What unfolded at the Glasgow arena was more like something between noir musical theatre and a religious event; one man patrolling the edge of the huge Hydro stage in front of nearly 10,000 people, the audience hanging on his every roar, word and whisper as he, quite literally, got right in their faces, held their hands, stood on their shoulders and spent almost as much time in amongst them as he did on the stage.
At any given moment the huge pop-up screens would be showing black-and-white live close ups of Cave bellowing from the stage in his classic black suit, with half-unbuttoned white shirt and golden chain hanging off him. He’d be reaching into the crowd and receiving an endless wave of faceless arms and a stampede in return.
Any given song from the setlist was capable of putting you through more emotions than you can count on two hands. It was mesmerising.
Nick Cave is renowned for his rock and roll persona of course - his no holds barred, no fucks given approach to every aspect of music making, from his often remarkably unique (and open resentment of giving) media interviews to the deeply metaphorical, surreal nature of his lyrics and stories. And he carries this attitude right through to his live performances - only giving brief reminders that he is indeed just a human being with the occasional comic aside, laughing “this is sexual harassment in the workplace” after fans were initially a little too reluctant to let him return to the stage, for example.
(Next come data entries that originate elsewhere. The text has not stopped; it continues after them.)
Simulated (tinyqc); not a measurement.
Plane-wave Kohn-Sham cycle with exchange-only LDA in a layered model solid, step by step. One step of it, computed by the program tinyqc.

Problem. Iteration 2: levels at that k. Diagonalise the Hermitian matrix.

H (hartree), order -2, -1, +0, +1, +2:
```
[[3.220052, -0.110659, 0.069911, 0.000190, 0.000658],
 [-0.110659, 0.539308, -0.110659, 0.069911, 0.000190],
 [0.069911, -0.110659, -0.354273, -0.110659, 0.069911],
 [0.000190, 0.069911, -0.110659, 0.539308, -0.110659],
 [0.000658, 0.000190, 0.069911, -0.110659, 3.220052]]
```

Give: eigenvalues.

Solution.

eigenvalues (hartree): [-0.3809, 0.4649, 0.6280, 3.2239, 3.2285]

A concern of going to see Cave live for the first time is commonly a fear that his show might be, for lack of a better phrase, slightly miserable. Especially now. His last album Skeleton Tree was written after the tragic death of his son after all. We’re sure we’ve aptly assured you at this point, however, that this could not be further from the truth.
Nick Cave lives for the stage. He’s as much a performer as he is a singer and songwriter, and that’s saying a lot. We’d struggle to name a better song writer out there past or present, someone who is as good at building worlds and characters and framing images as the Australian. And having now seen him live, we’d struggle to name a better performer too.
Beautiful, pensive numbers from 2013 album Push the Sky Away were turned into booming ballads - ‘Higgs Boson Blue’ and ‘Jubilee Street’ being two particular highlights of the set.
Cave seemed to sing at the crowd rather than to them at times. Or almost like he was so possessed by the music he forgot they were there at all. Other times, it seemed like he needed them in order to go on, wading through them while The Bad Seeds wailed on stage.
One song that must be mentioned is Skeleton Tree’s beautiful ‘Distant Sky’. The stripped back song shows Cave at his most vulnerable, yet almost euphoric. It saw a giant projection of Else Torp appear behind The Bad Seed for her stunning solo. It saw Warren Ellis hammering on violin. It was, quite frankly, astounding.
The encore saw stage invasions, Cave back on the shoulders of random audience members, and a mouthwatering performance of arrogance-overload ‘Stagger Lee’. The singer bellowing: “Those were the last words that the barkeep said, 'Cause Stag put four holes in his motherfucking head” from the middle of the crowd raised goosebumps.
You can tell when he’s performing that there’s no place Nick Cave would rather be. This is a man capable of directing thousands of people in clapping and singing instructions even when he’s wandered off stage, while literally walking on top of his fans. It makes perfect sense to be fair, the Australian is head and shoulders above any performer we’ve seen this year. And at 60 years old now, it’s hard to believe that the legendary musician is ever going to leave his prime.